Cinema Canada


Cinema Canada is a defunct Canadian film magazine, which served as the trade journal of record for the Canadian film and television sector. The magazine had its origins in the Canadian Society of Cinematographers, which began publishing a bi-monthly newsletter under the name Canadian Cinematography in 1962. In 1967, the publication's name was changed to Cinema Canada. In 1972, the CSC approached George Csaba Koller and Phillip McPhedran of Toronto to produce a glossier format. However, this association lasted only four issues, after which McPhedran resigned for personal reaasons.
Koller continued to edit and publish the magazine, which became independent of the CSC in the fall of 1973. It was scrappy, provocative and ashamedly nationalistic. In March 1975, a non-profit organization, the Cinema Canada Foundation, was formed, and in September of that year it was transferredto Jean-Pierre Tadros and Connie Tadros, who moved the editorial office to Montreal while maintaining a Toronto office. Jean-Pierre had been the film critic for Le Devoir and editor of Cinema Quebec and had been a contributor to Cinema Canada. At first it was published 10 times a years, then it went monthly until its last issue in 1989. In all, there were 169 issues published over the span of 18 years.

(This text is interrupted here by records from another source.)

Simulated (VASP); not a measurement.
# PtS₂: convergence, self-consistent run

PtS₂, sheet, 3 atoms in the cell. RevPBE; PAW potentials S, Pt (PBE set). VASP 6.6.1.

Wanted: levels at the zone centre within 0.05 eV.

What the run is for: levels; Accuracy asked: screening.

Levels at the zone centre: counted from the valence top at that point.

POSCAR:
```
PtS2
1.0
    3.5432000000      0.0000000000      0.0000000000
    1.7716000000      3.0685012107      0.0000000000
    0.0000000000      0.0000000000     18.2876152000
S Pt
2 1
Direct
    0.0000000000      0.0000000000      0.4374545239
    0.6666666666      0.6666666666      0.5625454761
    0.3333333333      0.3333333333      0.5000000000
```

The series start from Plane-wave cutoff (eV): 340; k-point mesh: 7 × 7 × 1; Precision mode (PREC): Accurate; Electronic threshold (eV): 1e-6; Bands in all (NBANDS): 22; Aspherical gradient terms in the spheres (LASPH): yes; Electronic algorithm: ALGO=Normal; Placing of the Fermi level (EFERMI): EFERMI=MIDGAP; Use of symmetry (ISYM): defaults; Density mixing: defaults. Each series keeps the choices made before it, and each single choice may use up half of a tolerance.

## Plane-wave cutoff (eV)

A home for Canadian nationalists and cinema activists in the 1970s, Cinema Canada became the voice for The Council of Canadian Filmmakers, a lobby group of filmmakers and industry professionals campaigning for a quota for Canadian movies in the American-owned theatres. The Toronto office became a hub for the emerging Toronto New Wave in the 1980s, and Bruce McDonald edited Cinema Canada's "Outlaw" issue in the fall of 1988. Toronto's staff included, at one time or another, Tom Perlmutter, John Harkness, Cameron Bailey and Wyndham Wise, who would go on to publish and edit Take One: Film and Television in Canada.
The impending GST and removal of postal subsidies in 1991 were the official reasons given when the magazine folded. The underlying truth, however, was that Cinema Canada had lost its reason for being. The production climate in Canada had changed considerably from the days in the early 1970s, and the magazine eventually lost its constituency.
Cinema Canada provides a unique and rich historical resource for scholars of Canadian cinema and the original documents and papers are held as a special collection in TIFF's Film Reference Library in Toronto.